Friday, April 18, 2008

Dear God

As part of my Russian study, I am doing a lot of translation work, especially in children's books and news papers. Here is a section of the news paper (Asia Plus) which details excerpts from letters that 3000 Tajiks (of Russian descent and Christian religion) wrote to God.

-Greetings, Lord. How are you? How is your life and your health?

-If it is you who arranges to turn off the electricity, who is going to pray to you?

-Why do you punish good people?

- For those of us who suffered through the winter could it possibly be worse in your hell?

-I love You, of course, but my mother and father more, is that okay?

-Can I please not die?

- Okay, so Christ suffered for the sake of people, but for what sake do people suffer?

- Why is the world without affection?

-Do you have a mind, or are you made all of soul?

-Well, if I correctly understood evolution, you created Adam and Eve, but people are decended from snakes, right?

-What can a person do in their life without a mother?

- In the Cosmos is there a beginning and end, right and left directions, a top and a bottom?
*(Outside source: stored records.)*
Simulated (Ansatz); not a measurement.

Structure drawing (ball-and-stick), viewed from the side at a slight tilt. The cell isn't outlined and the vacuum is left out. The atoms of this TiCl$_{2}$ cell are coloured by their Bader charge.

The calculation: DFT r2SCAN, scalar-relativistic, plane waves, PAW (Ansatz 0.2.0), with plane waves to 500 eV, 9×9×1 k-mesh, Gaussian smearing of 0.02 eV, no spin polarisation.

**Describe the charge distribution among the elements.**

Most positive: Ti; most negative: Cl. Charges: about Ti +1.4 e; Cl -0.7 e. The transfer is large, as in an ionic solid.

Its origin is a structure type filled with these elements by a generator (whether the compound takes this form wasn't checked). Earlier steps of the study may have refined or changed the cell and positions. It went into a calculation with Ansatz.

- Can I help you with anything?

- What did you do to my father that he is so unlucky?

Wednesday, April 2, 2008

you or You?

The English language is one of the only languages I know of that does not distinguish between formal and informal you. The languages I am surrounded with here, Tajik and Russian, use formal You for new acquaintances and older persons (it is vwi in Russian and shmo in Tajik) and familiar you for friends (ti in Russian and tu in Tajik). There is one aspect which is very interesting about Tajik's use of use of formal you which is different from in Russian and other cultures.

In Russia (and in Germay) ALL familiars, including adults and parents are addressed with the informal you. But in Tajik culture husbands and wives call each other shmo or vwi and certainly all children address their parents in the formal. I think this is so interesting to look at the cultural implications of having such usage: it is obvious even in speech practices that the family is the most important entity in Tajikistan, though sometimes I, as a Westerner, feel the respect as somewhat of a division, (but that's probably just because even the concept of different "you's" is foreign to my culture). But perhaps the formal you in the family also has to do with the fact that husbands and wives often do not know each other before they are married and there remains this distance between them in marriage, though I can really only look at arranged weddings from a Western eye. All I can say is that the use of shmo and vwi in the family facinating to me, and is probably something I could research further if I did not have such time and language restrictions.